But around Camarillo, you were chewing my hoodie. And my sandals. And my blanket. And my rose bushes. And my baseboards and my gazebo and mygoddidsomeonedareyoutoeattheworld?
As we neared Malibu Canyon, you were grudgingly accepting the notion of peeing outdoors.
Around Northridge, you had become a regular at the Victory Dog Park, where witnesses (one of them your dad) reported seeing you run with a discarded bucket on your head more than once.
By the time we turned onto Sherman Way, you were the size of a small Shetland pony. A shedding, shameless Shetland pony.
At bedtime, you wanted out of the cat crate I was supposed to leave in a separate room but brought to bed with me anyway. Another soft whimper, and I folded immediately: I opened the door and you tucked back to the belly that harbored you home, from the squall of the day.
I know I could have been a more resolute parent, but what can I say? I’m ten cents into the dime for you girl.
You fell asleep. I did not. But I had the most amazing dream.

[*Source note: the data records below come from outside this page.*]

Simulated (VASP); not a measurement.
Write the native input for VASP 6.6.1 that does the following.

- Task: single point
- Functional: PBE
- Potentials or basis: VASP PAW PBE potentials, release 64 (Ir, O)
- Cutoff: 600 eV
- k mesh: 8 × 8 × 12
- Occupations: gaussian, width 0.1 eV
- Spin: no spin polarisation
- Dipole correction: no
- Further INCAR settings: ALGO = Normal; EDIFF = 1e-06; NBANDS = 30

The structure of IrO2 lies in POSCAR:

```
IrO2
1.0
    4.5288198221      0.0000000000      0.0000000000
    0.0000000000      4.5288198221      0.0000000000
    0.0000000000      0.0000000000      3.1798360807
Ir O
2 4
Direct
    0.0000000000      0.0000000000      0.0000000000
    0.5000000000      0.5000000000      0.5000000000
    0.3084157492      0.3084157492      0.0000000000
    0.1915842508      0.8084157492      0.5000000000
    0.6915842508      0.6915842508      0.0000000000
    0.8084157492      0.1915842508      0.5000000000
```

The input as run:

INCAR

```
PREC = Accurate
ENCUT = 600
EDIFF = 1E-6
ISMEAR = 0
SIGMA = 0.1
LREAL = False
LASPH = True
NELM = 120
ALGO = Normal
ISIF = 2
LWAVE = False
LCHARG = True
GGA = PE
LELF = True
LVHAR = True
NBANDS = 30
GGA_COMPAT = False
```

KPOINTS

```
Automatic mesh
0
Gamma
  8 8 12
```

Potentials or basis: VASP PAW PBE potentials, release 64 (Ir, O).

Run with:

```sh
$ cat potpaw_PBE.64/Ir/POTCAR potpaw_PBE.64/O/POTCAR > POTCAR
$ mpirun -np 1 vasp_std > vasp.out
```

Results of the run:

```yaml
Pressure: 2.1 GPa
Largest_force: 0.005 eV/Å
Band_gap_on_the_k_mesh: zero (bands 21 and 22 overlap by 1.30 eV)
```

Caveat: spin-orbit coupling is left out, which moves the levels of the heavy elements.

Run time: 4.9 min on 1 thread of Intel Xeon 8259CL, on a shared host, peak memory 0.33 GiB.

I dreamt you told me that the vets are full of shit. That you don’t dig because you are nervous; you dig because I am. That you aren’t colorblind; you just can’t see what-ifs. That the reason you jump as much upward as forward when you run is not because you’re working new legs; it’s to see more of a new world.
And I wake up. And it is your birthday. And you are one. And those silly vets now consider you a dog, though we both know the truth: You will never stop being my puppy.
Whaddya know? I guess you were the one imprinting.
Happy birthday, Jadie. You really shouldn’t have, but thank you for the presence.